Memorial bids final farewell to homeless
Service remembers those who might otherwise be forgotten
Clark Jacobs lived in a beatup, burgundy-red van that ran just well enough for him to heat the engine block so he could cook on it. He knew how many minutes it took to fry bacon, and how many more for a pork chop.
Jacobs told people he had once been a husband and father and engineer, but that his drinking ended that life and began the final one — in an Orlando parking lot near a community service agency where he volunteered faithfully.
“He was such a kind individual,” said Nina Yon, president and CEO of the Christian Sharing Center in Longwood, who had befriended him. “Even though he was homeless, he was always helping others.”
On Tuesday, at the Cathedral Church of St. Luke in downtown Orlando, Jacobs’ name was among the 130 Orange, Osceola and Seminole county residents read at an annual Central Florida Homeless Persons’ Memorial Service — a remembrance of those who died in the past year and might otherwise be forgotten.
More than 200 people attended, most of them strangers to the deceased.
“It is important to speak the names and remember those who, although less fortunate than some, were part of our community and deserve to be acknowledged,” said the former sexton of Orlando’s Greenwood Cemetery, Don Price. “Someone once said that everyone dies twice: first, when you take your last breath, and second, when your name is spoken for the last time.”
IDignity — an Orlando-based nonprofit that helps the homeless get the legal documents needed to land work, stay in a
shelter or apply for benefits — holds the service each year near the Winter Solstice, the longest night of the year. It is a recognition of the difficulties that nighttime brings the homeless, and for many, it is the only public acknowledgement of their passing.
This year, there was Erika Stanhope, 60, and Joshua Riettie, just 21. There were cashiers and carpenters. There were sons and daughters and sometimes fathers and mothers. There were a handful — Andrea and Nancy and John “Snowy” — whose last names were not known, even in death.
All their names were read aloud. And for each, someone in the sanctuary lit a candle.
Timothy McKinney, the CEO of the nonprofit United Global Outreach, lit one for Stephen “Bigfoot” Canada, a towering man who wore a size-17 shoe and spent much of his 53 years camped in the woods of east Orange County.
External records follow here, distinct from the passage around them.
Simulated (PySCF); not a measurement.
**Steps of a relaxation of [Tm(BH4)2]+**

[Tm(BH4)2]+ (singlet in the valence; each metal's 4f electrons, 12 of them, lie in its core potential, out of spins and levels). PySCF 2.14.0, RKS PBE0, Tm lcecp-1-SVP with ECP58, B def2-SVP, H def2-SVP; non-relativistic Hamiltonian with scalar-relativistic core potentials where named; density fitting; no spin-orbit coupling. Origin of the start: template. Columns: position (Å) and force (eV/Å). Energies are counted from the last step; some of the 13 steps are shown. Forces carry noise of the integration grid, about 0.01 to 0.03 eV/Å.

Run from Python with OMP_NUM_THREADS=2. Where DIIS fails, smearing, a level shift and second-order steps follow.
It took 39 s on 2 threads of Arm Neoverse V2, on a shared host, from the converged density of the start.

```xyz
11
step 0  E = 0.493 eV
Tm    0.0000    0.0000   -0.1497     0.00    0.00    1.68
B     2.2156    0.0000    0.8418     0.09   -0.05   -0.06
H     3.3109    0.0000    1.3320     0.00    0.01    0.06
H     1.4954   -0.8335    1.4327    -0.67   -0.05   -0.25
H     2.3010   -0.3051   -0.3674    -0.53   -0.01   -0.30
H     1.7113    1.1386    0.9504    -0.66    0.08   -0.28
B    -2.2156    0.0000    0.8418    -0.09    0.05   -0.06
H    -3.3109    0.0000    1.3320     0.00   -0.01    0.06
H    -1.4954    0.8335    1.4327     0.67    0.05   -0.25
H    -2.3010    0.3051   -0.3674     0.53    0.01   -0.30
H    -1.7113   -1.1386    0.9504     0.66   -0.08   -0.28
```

“His toes were just mangled because, from the time he was teenager on, he usually could only find size 14 in the stores, so that’s what he crammed his feet into,” McKinney said. “He was like our Humpty Dumpty. No matter how much we tried, we couldn’t put Steve back together. He suffered so much trauma from sexual abuse as a child and even domestic violence while he was homeless and a lot of substance abuse. I think he’s probably been hit by three cars in the decade I’ve known him, you know, while riding his bike.”
In his final months, dying of liver failure, Canada was taken into the home of a couple. “At least he didn’t have to die out in the woods,” McKinney said.
Clark Jacobs was not so fortunate. Living on a monthly check from an out-of-state brother, he parked near the low-cost grocery at United Against
Poverty in south Orlando, volunteering and turning away offers of help. Yon, who worked at that agency until this spring, offered to cook his food in her office microwave and, on another occasion, wanted to buy him a frying pan.
No, he said. He had too many things already.
“Mental [illness] was an issue for him, but we didn’t see it at first,” she said.
On an early morning in June, about to be evicted from his parking spot, Jacobs, 58, walked to the nearby train tracks, stepped between the rails, and waited for the impact.
Participants in the Central Florida Homeless Persons’ Memorial Service bow their heads in prayer Tuesday at the Cathedral Church of St. Luke on Tuesday.
Names are listed in the program during the Central Florida Homeless Persons’ Memorial Service on Tuesday.